As a career coach, I am often asked how to tackle not having a referee. Most employers expect to be able to contact a previous supervisor for feedback on your past performance, yet we’re not always in a position to provide a professional referee.
This situation can occur across all stages of the career journey. Perhaps you’re too nervous to tell your current supervisor you’re on the hunt; maybe your previous boss passed away; your earlier employment was overseas and you’ve lost contact with them; perhaps you and the boss didn’t see eye to eye; or you’ve taken some time out of the paid workforce or never worked before. Whatever the reason, don’t despair because there are a few ways that you might be able to get around the issue.
Past or current colleagues, or previous bosses, can make great referees. The hiring manager/recruiter basically wants to speak to someone who has observed your work so think laterally about who fits this bill – present and past clients or suppliers might even suit. Have you done any relevant voluntary work? If you need to dig deeper, you might consider presenting past written references, performance review information, performance feedback, LinkedIn recommendations, and/or awards that you have achieved. You can suggest to the hiring manager that you offer a personal referee to supplement what you are able to present. Offering the option of an extended probation may also tip them over to making an offer.
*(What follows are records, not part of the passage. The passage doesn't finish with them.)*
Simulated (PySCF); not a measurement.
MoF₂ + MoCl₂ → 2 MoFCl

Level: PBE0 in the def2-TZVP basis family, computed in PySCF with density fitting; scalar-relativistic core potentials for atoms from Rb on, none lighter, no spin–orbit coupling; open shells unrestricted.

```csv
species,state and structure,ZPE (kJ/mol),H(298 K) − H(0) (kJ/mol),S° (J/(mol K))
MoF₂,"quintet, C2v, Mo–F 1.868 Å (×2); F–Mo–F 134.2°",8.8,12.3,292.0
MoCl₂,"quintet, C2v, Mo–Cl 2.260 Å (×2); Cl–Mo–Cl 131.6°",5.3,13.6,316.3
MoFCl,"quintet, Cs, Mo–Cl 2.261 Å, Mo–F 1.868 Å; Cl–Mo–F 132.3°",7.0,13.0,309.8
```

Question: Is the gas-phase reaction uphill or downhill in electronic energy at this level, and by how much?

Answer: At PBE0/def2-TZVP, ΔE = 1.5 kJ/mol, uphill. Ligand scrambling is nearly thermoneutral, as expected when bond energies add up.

If you’ll need an opportunity to explain your referee circumstances, I recommend stating “Referees available upon request” on your resume (unless it is completely untrue in which case leave the heading out). This will allow you an opportunity to impress with your resume and interview before having the conversation about referees. I have a contact who was employed by a large corporate without a professional referee (she had taken a parenting break and worked for her husband for the preceding five years) but it went all the way to the CEO for approval. Always be honest with the potential employer and be prepared to work with them to achieve a solution.
If you want to be proactive in remedying the referee situation, you might consider volunteering or doing some temporary work which may not have the same rigour around referees but have the potential to lead to a referee.